In oil boom years, increases in Nigeria’s GDP are almost entirely a function of increases in government expenditure as a result of income from oil. When increases in government expenditure diminish, real economic growth likewise diminishes. This indicates that growth in the non-oil sector is dismal even in oil boom years. But it is the GDP excluding oil production which best measures the productivity of Nigerians. While the oil sector grew between 2011 and 2012 by about 8%, according to the African Economic Digest, the non-oil sector had a negative growth of -0.35%. This has been the longstanding tendency. For this reason, Sayre Schatz maintained several years ago that, thanks to oil, Nigeria made a transition from an economy of “nurtured capitalism” to that of “pirate capitalism.”
Squandering of riches
Nigeria’s economic growth response to the oil bonanza has been limited. There has been a high propensity to spend or transfer the country’s oil proceeds abroad, thereby limiting the magnitude of domestic demand generated by oil revenues. A considerable amount of Nigeria’s oil revenue has also been expended on wasteful prestige projects. The Festival of Black Arts and Culture (FESTAC) goes down in Nigerian history as a project whereby N1.5 billion was poured down the drain, just in order to announce to the world that Nigeria was a nouveau-riche country in the mid 1970’s, and to lay claim to being the world’s foremost black nation.
Correspondingly, the building of a new capital in Abuja has entailed considerable budget outlays, thereby providing major avenues for massive administrative graft and illicit profit-making by the contractor-class. Other white-elephant projects inspired by the oil-boom include uneconomic steel plants, as well as cost-inefficient river-basin development authorities. Many of these projects embarked upon even as far back as Nigeria’s procurement of the first Euro-dollar loans in the late 1970’s remain uncompleted as a result of corruption, economic mismanagement and bureaucratic inertia. And those productive investments which could have generated self-financing returns (such as in the agro-allied industries, petrochemicals and liquefied natural gas) tended to be ignored.
Because the oil industry is capital-intensive, the central feature of the Nigerian in the business has been the sharing out of its proceeds. In an environment where the nation’s oil wealth belonged to everybody but derived from few, competition for public office and, thereby, access to petro-naira, became a matter of life and death. The resultant free-for-all reached its apogee during the Second Republic when it was concluded that, in the interest of national peace and security, the looting of the treasury should conform strictly to the principles of federal character.
Looming disaster
The temporary collapse of the oil market in the 1980’s effectively dislocated the Nigerian economy. High oil revenues had induced Nigeria to become a high-wage Udoji economy in the 1970’s, in the absence of corresponding increases in productivity. It also encouraged imports as substitutes for domestic production and stimulated inflationary pricing. But with the new dawn of relatively low oil prices in the 1980’s and 1990’s, there emerged a basic incongruity, not only between productivity and income, but equally devastating; between legitimate income and prices.

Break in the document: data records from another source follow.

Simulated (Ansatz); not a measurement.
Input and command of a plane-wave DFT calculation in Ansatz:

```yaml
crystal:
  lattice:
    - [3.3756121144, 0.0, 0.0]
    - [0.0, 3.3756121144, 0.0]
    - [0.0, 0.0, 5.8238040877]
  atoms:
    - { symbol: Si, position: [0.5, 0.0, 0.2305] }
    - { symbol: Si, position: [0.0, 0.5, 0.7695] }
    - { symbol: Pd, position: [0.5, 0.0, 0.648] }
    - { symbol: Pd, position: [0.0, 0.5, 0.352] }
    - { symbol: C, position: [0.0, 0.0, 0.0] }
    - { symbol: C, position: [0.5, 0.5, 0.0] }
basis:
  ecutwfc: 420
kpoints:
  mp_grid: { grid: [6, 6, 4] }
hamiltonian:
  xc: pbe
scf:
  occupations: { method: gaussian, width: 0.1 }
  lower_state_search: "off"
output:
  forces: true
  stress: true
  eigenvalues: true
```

Even though we have had a return to high oil prices in the new millennium, the question remains: if Nigeria was unable to manage its oil wealth, how can it manage a future of oil poverty? If the country was unable to finance a positive structural adjustment of the economy on the proceeds of fat oil wealth, how will it do so on the proceeds of inevitable lean oil income? If a drastic drop in Nigeria’s oil export earning can be as catastrophic as it was in the 1980s and 1990s, what is going to happen when the oil taps finally run dry and when, inevitably, the world finds alternative sources of energy to Nigeria’s oil?
This question is usually addressed with classical complacency by Nigerian officialdom. Experts are quick to point out that, at current rates of production, Nigeria has enough oil to last another 40 years. But this cushion of a 40-year reserve base is misleading, in light of realistic projections of Nigeria’s future oil export proceeds, domestic consumption of oil and sustainability of the oil market.
According to the U.S. Energy Information Administration, out of its 2.3 million barrels daily OPEC quota, Nigeria consumed barely 286,000 barrels domestically in 2011, leaving 2 million barrels for exports. That means only 12.4% of its daily production is consumed locally. Indeed, in the under-developed Nigerian economy of today, the primary source of energy is not oil but wood. However, in the foreseeable future, virtually all of Nigeria’s oil output would be needed domestically as a result of increased economic activity. At that juncture, Nigeria’s income from oil may be zero or, at best, negligible.
Sovereign wealth
This raises the need for a productive investment and diversification program which would provide a fall-back position for Nigeria when the growth in local oil consumption catches up with, or even exceeds, the country’s oil production capacity. Even in the short-term, it is now conventional wisdom that Nigeria needs a second stream of foreign-exchange earnings apart from oil. Oil remains a wasting and depleting asset, vital to Nigeria’s future growth and development. The problematic here is that, in spite of Nigeria’s inevitable future need for oil as an engine of its own domestic industrial activity, it continues to sell it off to foreigners.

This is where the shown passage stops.